Being the first processing unit in the overall oil refining process, the crude distillation unit (CDU) takes the brunt of the highly variable impurities and contaminants found in an array of hundreds of crude oils. One type of contaminant, tramp amines, can threaten severe corrosion in the crude distillation tower top, top pumparound, and overhead condensing equipment. There are options for meeting the challenge of identifying tramp amine threats, quantifying their risk, and managing their impact on CDU operation.
While the American Petroleum Institute (API) identifies eight possible damage mechanisms in the crude distillation overhead, two seem to be the most prevalent.1 The first is acidic water corrosion, or hydrochloric acid (HCl) corrosion. It is caused by volatile acid gases condensing in the presence of the tower stripping steam. HCl from the hydrolysis of sea salts in crude oil is the primary acid, but hydrogen sulphide (H2S), carbon dioxide (CO2), sulphur oxides, and volatile organic acids also contribute. This corrosion mechanism is controlled by pH neutralisation along with the application of inhibitors and is managed well on most units.

The second mechanism is salt corrosion, or ammonium chloride corrosion, but amines can also contribute. This occurs when ammonia or amines are able to react with HCl at temperatures above which water can condense. Salt corrosion is more challenging to control than acidic water corrosion. As such, salt corrosion is the cause of most overhead equipment failures. New technologies that can overcome the barriers to managing salt corrosion in a crude overhead system will be discussed in further detail.
Salt is formed when the reaction of ammonia or amine with HCl becomes thermodynamically spontaneous. The salts formed may be crystalline or molten, but that does not matter much in a crude overhead. These salts are extremely hydrophilic, which means not only are they very soluble in water, but they will also easily absorb moisture from the humid steam stripped overhead vapours.

Now, with an electrolyte present, the salt can ionise. The ammonium or aminium ion that forms is a weak acid, which will disassociate hydrogen ions. These hydrogen ions can oxidise the metal surface, causing corrosion damage. So, technically, salts are a form of acidic corrosion. However, the extremely concentrated phase is difficult to neutralise with conventional chemicals and cannot be mitigated with inhibitors. Therefore, the resulting corrosion can be severe and very localised, often manifesting as pits in the metal.

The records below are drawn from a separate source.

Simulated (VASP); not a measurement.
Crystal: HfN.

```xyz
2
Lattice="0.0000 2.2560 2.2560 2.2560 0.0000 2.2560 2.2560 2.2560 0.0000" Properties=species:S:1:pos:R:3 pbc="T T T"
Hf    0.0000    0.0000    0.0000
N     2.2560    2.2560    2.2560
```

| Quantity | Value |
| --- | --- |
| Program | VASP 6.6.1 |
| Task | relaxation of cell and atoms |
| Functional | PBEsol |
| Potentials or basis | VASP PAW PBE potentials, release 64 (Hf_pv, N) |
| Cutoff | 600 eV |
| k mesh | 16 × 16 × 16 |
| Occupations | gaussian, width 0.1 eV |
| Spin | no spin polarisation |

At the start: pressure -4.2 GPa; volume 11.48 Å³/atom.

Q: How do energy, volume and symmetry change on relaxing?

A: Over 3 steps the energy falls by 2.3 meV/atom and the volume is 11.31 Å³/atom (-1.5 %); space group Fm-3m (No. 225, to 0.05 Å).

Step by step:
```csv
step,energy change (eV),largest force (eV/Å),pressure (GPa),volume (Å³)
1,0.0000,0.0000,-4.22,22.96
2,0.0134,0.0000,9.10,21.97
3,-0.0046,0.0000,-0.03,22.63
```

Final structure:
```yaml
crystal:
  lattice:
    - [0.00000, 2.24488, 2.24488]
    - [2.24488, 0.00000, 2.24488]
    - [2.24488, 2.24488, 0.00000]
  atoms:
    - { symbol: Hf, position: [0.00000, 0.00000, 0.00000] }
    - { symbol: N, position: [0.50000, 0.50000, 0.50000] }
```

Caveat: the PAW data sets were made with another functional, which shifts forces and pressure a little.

Sources of salt-forming contaminants
The usual anion in overhead corrosive salts is chloride from HCl. HCl is formed under the high-temperature conditions of the crude furnace from the hydrolysis of non-desalted mineral salts commonly found in crude oils such as magnesium chloride (MgCl2) and calcium chloride (CaCl2).

Bromide salts are also present in crude oil brine water. However, the amount of hydrogen bromide (HBr) typically generated in the furnace does not exceed trace levels in the overhead. On rare occasions, though, levels can be high enough to generate a few ppm in overhead water analyses. Higher bromide levels can be natural, such as in certain crudes from Arkansas in the US, or upstream additives used in deep well production and extending maturing reservoirs. Measurable levels of bromide in the overhead waters present a higher risk for salt formation, as HBr is much more aggressive at forming salts than HCl.

Figure 1 shows the phase equilibrium curves for ammonium chloride (NH4Cl) and ammonium bromide (NH4Br) salts, illustrating the magnitude of this difference. NH4Br will form at about 45°F hotter than an equimolar amount of NH4Cl. Another way to consider this is that 1 ppm of bromide has the same salt-forming tendency as 50 ppm of chloride with ammonia. The salt-forming difference between these two anions varies with different amines, but all show a similarly greater threat with bromide.

Every unit has some ammonia. It is naturally present in crude oil, and some is generated by the thermal decomposition of complex nitrogen-containing compounds in the oil. Additional ammonia can come from desalter wash water, and some units may add ammonia as the acid neutraliser directly to the overhead system.

Most units use an amine neutraliser for better neutralisation properties than ammonia and to reduce the risk of ammonia salt formation by not adding additional ammonia to that naturally present. Unfortunately, the current lowest- cost neutralising amine, monoethanolamine (MEA), is one of the most aggressive salt-forming amines. It is ironic that some operators desiring to save chemical treatment costs usually end up paying to cause corrosion when purchasing MEA-based neutraliser products. Using neutraliser products with amines that are more resistant to salt formation is the easiest way to prevent salts from neutralisers.

Tramp amines are amines that are not added directly to the overhead system but can come from a variety of sources.2
• Neutraliser amines from other refinery units can reach the desalter when process waters are used as a desalter wash source.
• Boiler amines will be present via the stripping steam. Usually, these are low enough in concentration to avoid forming a salt, but some amines, like MEA, can form salts at low concentrations.
• The alkanolamines preferred for acid gas scrubbing are all more aggressive at forming salts at higher temperatures, and they can enter the crude unit via slops processing.
• Tramp amines in the feedstocks come from upstream chemical treatment. The most common are H2S scavengers, which produce amines as a byproduct of the scavenging reaction.
• Some amines are formed from natural nitrogen content in crude oil.
Tramp amines are an increasing issue in refineries, particularly in their application as H2S scavengers. However, even without tramp amines, some units are at risk from salt formation due to ammonia or any neutraliser amine, especially units that operate with lower water dew points. Regardless of the source, salts must be addressed to control corrosion.

Options for mitigating tramp amine salt corrosion
Options for mitigating tramp amine salt corrosion include:
• The first line of defence is the overhead water wash. Except for situations where salts can form at temperatures high enough to affect the tower, an effective water wash can be all that is needed to protect overhead condensers.
• Contaminant reduction of HCl via caustic or tramp amines via desalter acidification can be very effective at preventing salt from forming in the tower, but limitations in maximum removal may not prevent formation before water dew point.